Sugar price sees sudden sharp rise

Published November 5, 2021
PESHAWAR: Workers produce gur (jaggery) from sugarcane juice in a factory on Thursday. — AP
PESHAWAR: Workers produce gur (jaggery) from sugarcane juice in a factory on Thursday. — AP

LAHORE: The sugar price shot through the roof on Thursday as wholesale rate touched Rs150 per kilogram in most parts of the country and retail rate up to Rs160kg, with no official control at either level.

In Lahore, wholesale price reached Rs15,000 per 100kg bag as local stocks started drying up and speculative pressure increased on the price. Similar inflated rates, with negligible variations, were reported from Karachi, Peshawar, Rawalpindi and other parts of the country.

In Quetta, the price suddenly rose to over Rs140 per kg from Rs135 per kg.

The sugar price was Rs125 per kg last week and Rs105 per kg a week earlier — a jump of Rs55 per kg in a fortnight.

Explaining the price chaos, an official of the Punjab government said two groups of sugar millers were holding a major portion (of 80,000 tonnes declared stocks) in the province. Both these groups, along with a group of six to seven dealers, are rigging the market.

Market rigging by millers, dealers blamed for steep hike

Though the imported variant is available, the local product is preferred by buyers for being granular and crystal.
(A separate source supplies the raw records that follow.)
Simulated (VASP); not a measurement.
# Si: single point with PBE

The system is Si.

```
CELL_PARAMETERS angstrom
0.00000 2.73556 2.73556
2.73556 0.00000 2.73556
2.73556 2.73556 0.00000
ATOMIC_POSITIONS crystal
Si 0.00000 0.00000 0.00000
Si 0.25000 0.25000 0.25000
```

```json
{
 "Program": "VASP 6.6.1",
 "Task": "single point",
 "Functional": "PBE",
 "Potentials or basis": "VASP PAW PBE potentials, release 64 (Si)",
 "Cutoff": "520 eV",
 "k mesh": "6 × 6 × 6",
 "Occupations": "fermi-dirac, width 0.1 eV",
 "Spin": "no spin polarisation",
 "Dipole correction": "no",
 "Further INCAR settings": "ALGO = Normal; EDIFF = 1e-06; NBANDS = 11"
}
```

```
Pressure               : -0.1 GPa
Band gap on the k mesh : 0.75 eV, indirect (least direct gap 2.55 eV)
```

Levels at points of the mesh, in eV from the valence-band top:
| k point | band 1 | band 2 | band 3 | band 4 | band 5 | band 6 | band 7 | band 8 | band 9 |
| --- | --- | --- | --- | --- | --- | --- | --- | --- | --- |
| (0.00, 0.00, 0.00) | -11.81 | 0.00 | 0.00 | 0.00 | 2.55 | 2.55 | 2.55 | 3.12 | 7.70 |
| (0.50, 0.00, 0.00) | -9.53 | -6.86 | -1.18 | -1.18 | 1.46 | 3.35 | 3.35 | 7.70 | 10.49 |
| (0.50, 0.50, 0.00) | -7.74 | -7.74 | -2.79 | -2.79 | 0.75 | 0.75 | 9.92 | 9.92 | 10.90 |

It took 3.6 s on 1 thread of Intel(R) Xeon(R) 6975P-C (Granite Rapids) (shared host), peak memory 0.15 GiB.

“The Punjab government is caught between a restraining order by the court (prohibiting the administration from forcibly lifting stocks of defaulting mills) and realities of the market. It cannot touch the mills’ stocks even if they are behaving like they are. So, these groups are now dictating the market and minting money,” the official said.

There is another dimension, explained a Lahore-based wholesale dealer. “Sindh’s crop cycle is a month earlier than that of Punjab. By that ecological logic, sugar mills in Sindh should start sugarcane crushing a month before Punjab. But they have not done so as yet. The Sindh government is still seeking input from the stakeholders to start its crushing season. So, a month of crushing has gone out of market, hiking ex-mill price to Rs145 per kg on Thursday, to Rs150 wholesale and Rs160 at the retail level,” he laments and says it is an administrative and market collapse.

Another major dealer from Lahore, who also did not want to be named, said that administrative steps taken by the government had scared the dealers away. “Now they buy only what is required for the day, fearing administrative action. The millers, on the other hand, have become more manipulative: offering only a small quantity at grossly exaggerated rates, which are rising almost with every truck load. Those major groups on Thursday offered only five truckloads to major dealers. The millers’ squeeze and dealers’ reluctance have broken the supply chain, rigged market and spelled price disaster,” he says.

“During July to October, the millers sold sugar at Rs105 per kg when official rate was Rs85 per kg and made Rs30 billion in extra cash,” says the Punjab government official. “It now looks that they are out to make another Rs30bn in November alone. The court and millers have turned the administration into a helpless spectator, because the government cannot act against the main source of current chaos (the millers). Once sugar goes into supply chain, it is virtually impossible to check rates as it is then spread to thousands of markets and shops. The millers know that prices will decline once crushing starts, so they are out to fleece as much as they can,” he says.